Broken Link Report

jdc 3-jan-2013 : For list of links believed to be broken on the wiki, check https://wiki.tcl-lang.org/_/brokenlinks . It is updated daily.

https://www.tcl-lang.org has a lot of broken links. I ran TclLinkCheck against it, and put the results up here:

http://www.dedasys.com/report.html DEAD LINK

I think it wouldn't be a bad idea to do this with the Wiki, as well.


Would it be an idea to integrate this into wikit - or run it periodically on the same site? -jcw


Wouldn't it be neat if we could wrap the links in http://web.archive.org calls and check to see if the pages were available in one of the web archives?


If it were integrated, it could be much more efficient. I think it makes a lot of sense - there are too many dead links in the Tcl world:-(

jcw - Ok, let's try to sketch the logic - the link checker runs once in a while. What should it do?

  • create a page with broken links and page refs (might be quite large)?
  • have a mechanism to only declare a link broken if several checks failed?
  • alter the page, perhaps simply add "[Broken link]"?
  • ...

davidw - If I had to implement it, I would do something like this:

1) Create a page which references all the pages with broken links - but don't include the broken links themselves, at least for now - I think it would be huge.

2) Do a weekly cron job that goes through each page and tests its external links, and updates the page with some kind of broken link tag. The original URL should not dissappear, because it might be useful in tracking down the correct URL, especially in cases where it's just a spelling mistake. This could even be monthly, as, after the initial run, its main purpose would be to turn up links that have gone stale in the meantime, which hopefully won't be happening every day.

3) Maybe each night check the pages that were changed that day, to make sure we're feeding good data into the wiki.

AK: Consider an image for the [Broken Link] tag in addition to the text broken link. Text for 'search', Image for visual search when looking at the page.

jcw - Ok, how about marking bad links thus: some text, a link http://blah.blah WikiDbImage badurl.png with some more text. With an "align=middle" and "alt=BADURL" tag, this would not exceed line heights, and be easy to search for? It can done for verbatim (fixed font) text too (where URLs are auto-converted to links as well), but I can't show that here.


LV After software has identified bad links, then what? Are there volunteers standing ready to look into the situation and resolve the bad links?

I've seen people propose - and in fact implement - deleting of bad links. Of course, that results in pages with basically empty content. And of course perhaps the link is only down the current week due to the person being on vacation, power outages, or someone hijacking their dns entry.

Or are we saying, in the above text, that the link checker's result would be to integrate the 'broken links' image beside the actual link? If so, then that would mean that many pages would change on a regular basis just from the link checker.

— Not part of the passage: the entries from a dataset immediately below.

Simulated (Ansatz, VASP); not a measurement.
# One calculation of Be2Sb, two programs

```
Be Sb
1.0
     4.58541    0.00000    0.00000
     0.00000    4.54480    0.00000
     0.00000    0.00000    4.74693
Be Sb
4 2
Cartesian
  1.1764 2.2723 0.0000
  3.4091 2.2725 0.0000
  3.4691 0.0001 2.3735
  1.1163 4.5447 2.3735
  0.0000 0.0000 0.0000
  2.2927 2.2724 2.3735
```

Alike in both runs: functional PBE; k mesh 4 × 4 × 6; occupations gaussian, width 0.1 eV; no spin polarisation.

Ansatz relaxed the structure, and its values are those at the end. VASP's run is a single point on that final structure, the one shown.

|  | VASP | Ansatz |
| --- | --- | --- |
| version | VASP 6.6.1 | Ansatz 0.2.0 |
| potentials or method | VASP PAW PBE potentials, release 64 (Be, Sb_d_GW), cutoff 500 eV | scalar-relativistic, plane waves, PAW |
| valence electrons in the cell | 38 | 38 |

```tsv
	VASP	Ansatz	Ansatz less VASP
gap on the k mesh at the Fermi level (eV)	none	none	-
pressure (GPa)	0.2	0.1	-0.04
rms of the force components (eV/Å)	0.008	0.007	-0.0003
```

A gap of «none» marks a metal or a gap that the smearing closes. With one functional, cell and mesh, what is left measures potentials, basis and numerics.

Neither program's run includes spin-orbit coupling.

And the link checker needs to be smart enough not to change a link if it has already been changed for a broken link - but to unchange an indicated link if it returns.


SC Instead of making a change in the source, why not just make the change when the text is rendered either as HTML or whatever format. One way would be to add a class attribute to the link <a href="..." class="broken"> which the stylesheet could render differently. You could then add a note to each page encouraging folks to try to fix bad links. To do this the page renderer would need access to a db of bad links found by the web spider.


LV So this latest proposal is to do a link check of each wiki page when it is being converted into HTML. That will increase page rendering time. And of course, since the wiki works on a cache, that means that if I change a page in Feb, 2003, and the sites on the page happen not to be reached due to web traffic, etc., then anyone coming to that page in the months or years in the future will see the site marked as having a broken link, even if the problem was resolved moments later.


SC No, I was thinking that the link check could be done periodically and that the renderer would refer to the results of the check when rendering links. I presume that the results could be stored in an MK database and that looking up each link during rendering wouldn't take too long.

Interaction with the cache might be complicated I agree. If the link check ran once a month it could perhaps be run more often on only the bad links to guard against random traffic related problems. I'm not sure how the cache logic works but could cached pages be flagged if they contain bad links and then the cache invalidated if the link is found good?


Maybe this is not the best place, but I see things lowering the quality of our wiki visually and from content.

Issue Comment
DEAD LINKS I would like to see something like a todo-list, so that we all can work on that front together. A script should collect them.
Category transition The new Category format looks great in the footer, but this should be done by a script on the entire wiki. This should be easy to do.
DKF: Theoretically yes, practically not quite. There are other "category-like" entities to consider, and some footer links are not so useful when done that way. It's a mess. More useful would be a listing of uncategorised pages...
History shortcut I would like to have a shortcut in the footer besides History to get the latest diff with one click.
Recent changes If a page does not change in value, but only in format, spelling or other correction, there should be a different Recent changes for that. Basically I'm only interrested in changes to the content, not so much when it come to visual changes.

LV When I was younger, with lots of time that I was spending on the wiki, I used to dig through the wiki pages to generate lists of pages with what appeared to be no categories, pages which were not referenced, etc. These days, I find myself with less and less free time, as well as internet access issues.

Basically, I started out with the web site's database, extracted the Pages, deleted all the empty pages, went grepping through the remaining files generating a list of files with the string [Ccategory, and then compared that list with the full list. Any file remaining was logged as a potential page to be categorized.

It doesn't mean that finishing off that list gives us a fully categorized wiki... for one thing, people keep adding new pages categorized each day.

But we would be closer.

Lars H: One thing that could be done it to change the empty page template to contain a link to, say, [Category Uncategorised]. This would make that the category of all (new) pages that haven't been categorised yet, and such pages could be found as those in any other category.